Green is a colour that evokes nature, fecundity, sustainability.
At the traffic lights it signals go; on a boat, starboard.
It’s a soft celadon glaze; an intense Van Eyck wedding dress; frothy, aromatic matcha tea; aurora borealis; a meditative praying mantis. It’s jungle camouflage, Joyce’s snotgreen sea, green mould and Martians.
If green had a smell, would it be freshly cut grass — or bile-infused Exorcist vomit?
Green, like all colours, has innumerable meanings and cultural associations. My interest in green stems from the books I curated in Lurid: Crime Paperbacks and Pulp Fiction.
My favourite books in Lurid are the green Penguin crime series from the 1960s. Penguin was founded by Allen Lane in 1935 and revolutionised publishing through a focus on well-designed, pocket-sized and affordable high-quality literature, as distinct from mere pulp.
The covers were standardised yet stylish and instantly recognisable: two horizontal bands of colour separated by a central white band featuring the author’s name and title in Gill Sans font. Initially designed by Edward Young, the aesthetic was strengthened in 1947 by German typographer Jan Tschichold’s Penguin Composition Rules.
The cheerful Penguin logo, also designed by Young, was the only pictorial element on these early covers. In Jeremy Lewis’s Penguin Special, he writes Penguin eschewed the lurid picture jackets – “breastsellers” – adopted in the US in favour of English restraint and text-only designs.
The books were colour-coded by subject: the now classic orange for fiction, dark blue for biographies, red for drama. Of the first ten Penguin books published, two were crime and colour-coded green.
Since curating the Lurid exhibition, I’ve been wondering: why green? Why not blood-spatter red or noir black?
The affect of green
As a visual artist as well as a visual criminologist, I have a great interest in colour and its affective qualities.

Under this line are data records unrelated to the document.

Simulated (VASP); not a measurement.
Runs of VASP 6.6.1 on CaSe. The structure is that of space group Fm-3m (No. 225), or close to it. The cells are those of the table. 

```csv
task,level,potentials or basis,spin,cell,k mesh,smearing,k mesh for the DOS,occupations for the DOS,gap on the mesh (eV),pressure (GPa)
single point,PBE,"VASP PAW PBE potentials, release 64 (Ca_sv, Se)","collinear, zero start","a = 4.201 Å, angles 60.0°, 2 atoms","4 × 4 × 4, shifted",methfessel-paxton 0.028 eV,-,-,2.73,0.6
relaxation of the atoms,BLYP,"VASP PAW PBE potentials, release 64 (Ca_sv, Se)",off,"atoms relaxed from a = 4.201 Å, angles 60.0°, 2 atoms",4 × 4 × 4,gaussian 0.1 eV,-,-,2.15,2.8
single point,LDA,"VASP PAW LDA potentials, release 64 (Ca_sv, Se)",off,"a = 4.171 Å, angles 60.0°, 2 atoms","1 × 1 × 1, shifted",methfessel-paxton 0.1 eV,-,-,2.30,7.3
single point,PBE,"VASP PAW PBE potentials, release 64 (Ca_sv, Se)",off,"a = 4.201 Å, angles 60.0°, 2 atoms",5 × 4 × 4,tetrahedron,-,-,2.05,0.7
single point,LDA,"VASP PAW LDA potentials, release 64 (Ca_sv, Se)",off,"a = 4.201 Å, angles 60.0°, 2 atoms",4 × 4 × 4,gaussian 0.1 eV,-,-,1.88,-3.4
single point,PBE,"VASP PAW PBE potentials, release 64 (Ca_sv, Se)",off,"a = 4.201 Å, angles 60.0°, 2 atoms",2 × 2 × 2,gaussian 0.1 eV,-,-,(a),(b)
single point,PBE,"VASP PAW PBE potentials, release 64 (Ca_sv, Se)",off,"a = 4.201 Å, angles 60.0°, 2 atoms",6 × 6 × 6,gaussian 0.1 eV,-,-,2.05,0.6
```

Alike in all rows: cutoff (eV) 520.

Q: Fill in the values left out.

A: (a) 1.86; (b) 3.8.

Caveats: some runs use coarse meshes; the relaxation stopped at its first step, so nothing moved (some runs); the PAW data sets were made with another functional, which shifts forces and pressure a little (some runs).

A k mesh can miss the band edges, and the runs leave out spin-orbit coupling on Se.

The initial green used on Penguin crime covers was a slightly earthy green, not unlike terre verte. This is a soft green pigment traditionally used as a cool element when mixing flesh tones in a limited palette of flake white, yellow ochre, Venetian red and ivory black, depending on the subject’s skin tones.
Terre verte is often used as a grisaille or underpainting in figurative works and portraiture. But there are so many other irresistible greens in oil painting: cobalt, emerald, viridian, phthalo, cadmium, sap, olive, chromium.
The original earthen green hue of Penguin crime was brightened in the 1960s when Italian art director Germano Facetti challenged the traditional Penguin design rules and hired Polish graphic designer Romek Marber to revitalise the book covers.
The “Marber Grid” and pictorial covers placed the typography and Penguin logo in the top third of the cover and allowed two-thirds of the layout for striking modernist illustration and graphic design.
The Busman’s Honeymoon, in particular, shows Marber at his best. The geometric design evokes a staircase with a corpse — the identifying device of the white cut-out — at the bottom.
Marber’s last Penguin crime cover design was for Ellery Queen’s The Scarlet Letters in 1965. With the letters X and Y that, in the novel, a dying man traces in his own blood, the design introduces trickles of red, photography and a solid black background.
Looking at these book covers today, there is power in the simplicity of these designs with their limited colour palette, elements of photomontage, collage, drawing and geometric pattern, and use of sans serif font.
And, of course, there is the bright green.
The Penguin crime series is not the only one to feature green. Launched by Collins in the 1930s, the White Circle Crime Club used a bold graphic design featuring two menacing figures and variations on a restricted palette of green, black and white.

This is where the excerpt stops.